Ritter says...
Ritter says, “The feeling of alienation and the yearning after a higher revelation are characteristics of the last centuries of the ancient world; this yearning was, in the first place, but an expression of consciousness of the decline of the classical nations and their cultures, the presentiment of the approach of a new era, and it called into life not only Christianity but also before it pagan and Jewish Alexandrianism and other related developments.”[^1] No longer finding Greece a cordial home for philosophy, the philosophers went over to Egypt and Rome, carrying their doctrines with them.
They delivered courses of lectures which were attended with great zeal and enthusiasm by the populace. But the venture did not succeed so well in Rome as it did in Alexandria. In Rome philosophy could lend its weight to poetry, oratory, jurisprudence, and some topics of conversation, but it was in Alexandria that it produced men who gave it originality, vigour, and drive.
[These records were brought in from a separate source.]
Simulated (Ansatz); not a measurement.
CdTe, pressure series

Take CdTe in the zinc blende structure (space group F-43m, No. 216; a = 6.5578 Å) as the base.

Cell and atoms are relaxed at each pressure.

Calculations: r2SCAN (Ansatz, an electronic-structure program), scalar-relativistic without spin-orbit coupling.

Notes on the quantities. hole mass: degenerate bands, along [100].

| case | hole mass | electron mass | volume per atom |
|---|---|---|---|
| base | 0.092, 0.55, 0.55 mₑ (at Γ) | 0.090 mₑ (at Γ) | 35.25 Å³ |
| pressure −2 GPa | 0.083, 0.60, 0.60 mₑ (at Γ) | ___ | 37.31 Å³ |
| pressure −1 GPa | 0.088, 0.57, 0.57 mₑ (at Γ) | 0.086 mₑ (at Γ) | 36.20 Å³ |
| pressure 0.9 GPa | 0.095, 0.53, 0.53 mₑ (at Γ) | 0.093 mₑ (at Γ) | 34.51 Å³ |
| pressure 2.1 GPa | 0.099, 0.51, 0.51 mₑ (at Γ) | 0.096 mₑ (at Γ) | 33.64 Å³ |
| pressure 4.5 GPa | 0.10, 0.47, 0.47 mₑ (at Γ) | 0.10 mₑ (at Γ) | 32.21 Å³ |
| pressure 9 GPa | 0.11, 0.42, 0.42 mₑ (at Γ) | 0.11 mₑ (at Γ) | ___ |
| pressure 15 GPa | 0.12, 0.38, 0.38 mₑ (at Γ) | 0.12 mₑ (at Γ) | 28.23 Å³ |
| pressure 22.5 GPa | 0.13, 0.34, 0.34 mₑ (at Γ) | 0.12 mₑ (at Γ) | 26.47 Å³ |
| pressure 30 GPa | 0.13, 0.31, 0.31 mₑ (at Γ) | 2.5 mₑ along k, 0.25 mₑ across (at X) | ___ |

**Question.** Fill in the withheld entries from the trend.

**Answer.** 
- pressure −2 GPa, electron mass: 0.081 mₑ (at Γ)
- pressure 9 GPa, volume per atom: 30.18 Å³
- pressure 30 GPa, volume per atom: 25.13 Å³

Alexandria was not simply a centre of Greek culture and scholarship, but also and more significantly a meeting‑place for Greek and Eastern thought. It took a cosmopolitan character and showed a marked leaning towards Oriental thought. The result of this interpretation of Greek and Semitic cultures was the synthetic civilization known as Hellenism in contradistinction to the Hellenic or purely Greek civilization.
Hellenism rose to supremacy not only in Alexandria and Syria but throughout Western Asia. It would be incorrect to identify the present geographical boundaries of Syria with its old ones. In Roman days, at the beginning of the Christian era Syria denoted the country west of the Euphrates and north of the Arabian Desert, including Palestine and Palmyra and extending north to the Taurus. The usual language of Syria was Aramaic, a language akin to Hebrew.
The Hebrew word “Aram” is rendered as “Syria” and originally the words Aramaean and Syrian were synonymous. After the Hellenization of the country, the Greek language was used by the ruling class and the officials with very little influence on the masses who continued using their dialect.
This state of affairs continued till the first/seventh century when after the Muslim conquest Syriac gradually gave way vernacularly and to some extent liturgically to Arabic, though it had great influence on the vocabulary, pronunciation, and even the grammatical forms of Arabic which supplanted it.